Tsoelikane Falls are situated some 5 km from the old Lodge ( Chief Jonathan’s Lodge) in Sehlabathebe National Park, Lesotho.  They are quite impressive, falling some 50 metres in to a large pool before flowing  deeper into Lesotho.  I hadn’t been there in years and felt that a return visit was well overdue.
We got together our old hiking group and  left from  Bushmans Nek  in perfect weather -  There had been a lot of rain in the previous couple of days and it was a case of boots off for the first couple of river crossings.  We reached the top of Bushmans Nek Pass and it was here that we heard the constant sound of dogs barking. From our vantage point above the valley below we witnessed the sad sight of an exhausted Eland surrounded by at least 8 dogs. Further back we could see two poachers approaching. It was immensely frustrating knowing there was nothing we could do and that this is undoubtedly something that occurs frequently. It was reported to the Parks Board authorities and one can only hope that the powers that be will address this growing problem.
We continued on, but our hearts were heavy!
We arrived at our destination for the night and found a perfect camp spot above the Falls.  We noticed that several sign boards had been erected in the area  displaying information on the Falls and surrounding rock art sites.  Clearly the Lesotho Parks authorities are on a drive to encourage tourism, but we nonetheless felt that it detracted a bit from the beauty and remoteness of the area.

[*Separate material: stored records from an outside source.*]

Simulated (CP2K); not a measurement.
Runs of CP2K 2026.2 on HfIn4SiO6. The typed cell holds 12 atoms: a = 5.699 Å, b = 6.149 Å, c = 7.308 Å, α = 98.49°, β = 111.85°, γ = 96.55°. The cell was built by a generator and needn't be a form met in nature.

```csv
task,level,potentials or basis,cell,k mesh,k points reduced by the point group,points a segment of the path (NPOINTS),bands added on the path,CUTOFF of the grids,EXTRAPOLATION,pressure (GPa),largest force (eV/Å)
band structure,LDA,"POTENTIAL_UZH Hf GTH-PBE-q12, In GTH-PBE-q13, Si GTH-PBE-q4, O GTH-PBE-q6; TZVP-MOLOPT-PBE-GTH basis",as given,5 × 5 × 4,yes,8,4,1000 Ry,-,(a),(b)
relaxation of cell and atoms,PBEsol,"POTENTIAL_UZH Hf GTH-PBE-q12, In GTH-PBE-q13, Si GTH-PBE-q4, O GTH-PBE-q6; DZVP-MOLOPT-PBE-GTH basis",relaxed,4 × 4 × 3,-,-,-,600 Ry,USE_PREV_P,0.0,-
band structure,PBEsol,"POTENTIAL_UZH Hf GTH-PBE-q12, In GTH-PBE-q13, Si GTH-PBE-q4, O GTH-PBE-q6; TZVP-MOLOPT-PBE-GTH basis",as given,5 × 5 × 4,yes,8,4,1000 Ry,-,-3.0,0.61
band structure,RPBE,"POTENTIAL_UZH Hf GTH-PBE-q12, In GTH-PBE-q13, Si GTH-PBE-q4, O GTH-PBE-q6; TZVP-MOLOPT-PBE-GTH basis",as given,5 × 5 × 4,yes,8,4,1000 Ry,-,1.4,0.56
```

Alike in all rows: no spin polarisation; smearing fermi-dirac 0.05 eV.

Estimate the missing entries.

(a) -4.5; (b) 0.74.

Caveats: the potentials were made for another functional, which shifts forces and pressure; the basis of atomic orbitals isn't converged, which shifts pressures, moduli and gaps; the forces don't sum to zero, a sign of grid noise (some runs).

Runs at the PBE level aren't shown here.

The following day we headed back towards the old lodge in very strong winds. It is now empty and derelict and the buildings behind it are being used as a military base by the Lesotho Army.  We spoke to the Lieutenant  who was very friendly and happy for us to go into the lodge for old times sakes.  I have many happy memories of weekends spent at the lodge in its heyday - warm comfortable beds, blazing fires and hot water!  Pure luxury and to top it all we could hire mules and have all our heavy things taken up from the border post.  Those were the days indeed and it is a huge tragedy that this iconic place is being allowed to fall into ruin.  I have been to the ’new’ lodge which is another 5 kms further back and it does not have the same appeal, nor the amazing view of the Devils Knuckles.  The hectic winds had forced some people that were camping nearby to take refuge in the lodge as their tents had been destroyed.  They told us that they had driven past the ’new’ lodge only to find no-one there and it all locked up.
We spent some time in the amazing rock formations before the wind made things very unpleasant and we found a sheltered spot to while away the afternoon. Again there were sign boards everywhere. Fortunately the wind subsided in the late afternoon and we were able to put up our tents and  explore the numerous tarns in the area.
Thick mist rolled in during the night and we walked back down to the border post in cool conditions.  By the time we got to Cedrics Pool, it had all burnt off and the guys made use of the pool. A great couple of days back in the Berg with old friends!